Replace QH16 bf16 kernel with a new one that does not use ptr_RP by JohnNikolay84 · Pull Request #2999 · ROCm/aiter

JohnNikolay84 · 2026-05-01T11:37:41Z

Motivation

#2729 has introduced a new QH64 kernel that is not writing directly to ptr_RP and instead is writing split data into ptr_R/logits.

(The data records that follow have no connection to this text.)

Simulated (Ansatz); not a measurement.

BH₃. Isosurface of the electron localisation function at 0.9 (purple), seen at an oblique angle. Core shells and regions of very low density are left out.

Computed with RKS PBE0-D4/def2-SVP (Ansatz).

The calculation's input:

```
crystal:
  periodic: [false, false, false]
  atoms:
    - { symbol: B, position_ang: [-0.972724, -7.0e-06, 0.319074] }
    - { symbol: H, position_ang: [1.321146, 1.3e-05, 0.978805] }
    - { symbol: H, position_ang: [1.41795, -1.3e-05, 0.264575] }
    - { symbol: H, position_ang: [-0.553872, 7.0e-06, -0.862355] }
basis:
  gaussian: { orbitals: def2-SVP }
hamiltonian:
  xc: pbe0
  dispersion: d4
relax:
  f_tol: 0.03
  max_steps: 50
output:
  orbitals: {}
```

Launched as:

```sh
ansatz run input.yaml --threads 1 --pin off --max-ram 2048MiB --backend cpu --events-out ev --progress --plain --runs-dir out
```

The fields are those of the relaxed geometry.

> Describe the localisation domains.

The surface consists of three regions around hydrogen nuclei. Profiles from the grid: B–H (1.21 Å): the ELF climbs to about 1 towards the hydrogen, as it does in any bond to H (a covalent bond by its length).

As this #2983 states other kernels like MLA_A16W16_1TG_4W_32mx1_16nx1_Coex0_Msk1_QH16.co do not follow the same logic and write into a null pointer instead.

Technical Details

This change is introducing a new kernel for nhead=32 bf16 that is using same convention as QH64 kernel. However I have not been able to find a kernel with mfma layouts 32x32x16, instead I am using the one with 16x16x32.

Test Plan

Run a new test in aiter and make sure it pass torch reference.
Run DeepSeek in TP4 and make sure it is not crashing.

Test Result

Submission Checklist

Look over the contributing guidelines at https://github.com/ROCm/ROCm/blob/develop/CONTRIBUTING.md#pull-requests.

github-actions · 2026-05-01T11:38:12Z

🏷️ CI Guide

Runs automatically on every PR:

✅ Pre-checks (submodule verification, code formatting)
✅ Aiter op tests (gfx942 + gfx950)
✅ Triton tests on MI35X (only when aiter/ops/triton/** or related paths are changed)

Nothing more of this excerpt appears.